Last week, the for-profit college chain ITT Technical Institute abruptly closed its doors, leaving around 35,000 students in the lurch.

It was among the largest college shutdowns in history — and it followed years of increased federal scrutiny of for-profit schools’ recruitment techniques and job placement claims.

As correspondent Martin Smith explores in tonight’s new FRONTLINE documentary, A Subprime Educationfor-profit colleges have often been advertised as the best option for low-income students who can’t afford a more traditional four-year degree. But for years, for-profits had charged students nearly five times as much as community colleges, while getting the bulk of their revenue, up to 90 percent, from student loans and grants — often from the federal government.

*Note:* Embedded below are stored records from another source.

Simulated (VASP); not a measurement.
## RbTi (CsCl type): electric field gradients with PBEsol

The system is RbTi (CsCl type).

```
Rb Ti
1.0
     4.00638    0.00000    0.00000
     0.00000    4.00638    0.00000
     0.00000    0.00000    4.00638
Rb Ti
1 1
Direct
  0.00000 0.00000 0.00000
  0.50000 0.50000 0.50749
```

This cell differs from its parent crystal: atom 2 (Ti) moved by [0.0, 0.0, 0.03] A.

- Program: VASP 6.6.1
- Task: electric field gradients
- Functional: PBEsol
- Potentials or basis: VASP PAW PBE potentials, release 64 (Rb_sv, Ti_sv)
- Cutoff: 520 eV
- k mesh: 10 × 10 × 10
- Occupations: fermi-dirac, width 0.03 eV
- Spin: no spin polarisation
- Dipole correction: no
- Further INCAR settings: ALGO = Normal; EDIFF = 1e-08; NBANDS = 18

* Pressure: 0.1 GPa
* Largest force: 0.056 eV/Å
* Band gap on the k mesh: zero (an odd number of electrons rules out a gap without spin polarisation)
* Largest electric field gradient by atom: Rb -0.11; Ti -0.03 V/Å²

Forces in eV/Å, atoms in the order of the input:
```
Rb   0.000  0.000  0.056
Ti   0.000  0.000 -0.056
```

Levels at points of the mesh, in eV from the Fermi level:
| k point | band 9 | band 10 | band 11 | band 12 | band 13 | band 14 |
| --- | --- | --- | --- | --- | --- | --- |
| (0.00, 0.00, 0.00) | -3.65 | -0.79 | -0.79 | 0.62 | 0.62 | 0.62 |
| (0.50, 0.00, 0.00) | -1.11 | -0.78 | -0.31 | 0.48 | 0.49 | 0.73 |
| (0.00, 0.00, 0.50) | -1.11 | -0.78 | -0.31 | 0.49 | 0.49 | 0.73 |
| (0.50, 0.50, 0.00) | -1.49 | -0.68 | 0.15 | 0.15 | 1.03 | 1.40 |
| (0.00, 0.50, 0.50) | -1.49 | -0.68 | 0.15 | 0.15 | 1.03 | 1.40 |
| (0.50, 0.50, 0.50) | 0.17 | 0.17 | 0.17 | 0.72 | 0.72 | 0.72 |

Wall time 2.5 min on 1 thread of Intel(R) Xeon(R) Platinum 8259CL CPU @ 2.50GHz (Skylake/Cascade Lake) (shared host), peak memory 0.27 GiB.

“This is the most heavily subsidized private business sector in America,” U.S. Senator Dick Durbin (D-Ill.) tells Smith in the below excerpt from tonight’s documentary. “No one compares. Defense industry, agriculture don’t hold a candle to these boys.”

And yet, Smith finds, some of these colleges have been collecting money and leaving students in debt, without degrees, and unprepared to face the job market — despite aggressive recruitment pitches promising the contrary.

“The problem is, is that for many of these students, they think they’re talking to an admissions adviser,” Elizabeth Baylor of the Center for American Progress tells FRONTLINE. “They think they’re talking to someone with some sort of ethical standards. And they don’t realize that they’re talking to a person who is selling them something and that they might be better off to just walk away.”

With the for-profit sector in the hot seat, Smith tonight returns to the story of for-profit colleges — which FRONTLINE first examined in the 2010 documentary College, Inc. — to investigate allegations of fraud and predatory behavior in the troubled industry.

“In an effort to get students in the door, and federal student loan money flowing their way, many for-profit colleges have acted like banks did during the subprime mortgage bubble: signing up virtually anyone, including homeless people and drug addicts,” says Smith. 

Drawing on interviews with regulators, executives, and former students, the film asks tough questions about the government’s role in this troubled industry. A Subprime Education also examines the collapse of the for-profit Corinthian Colleges chain in 2015.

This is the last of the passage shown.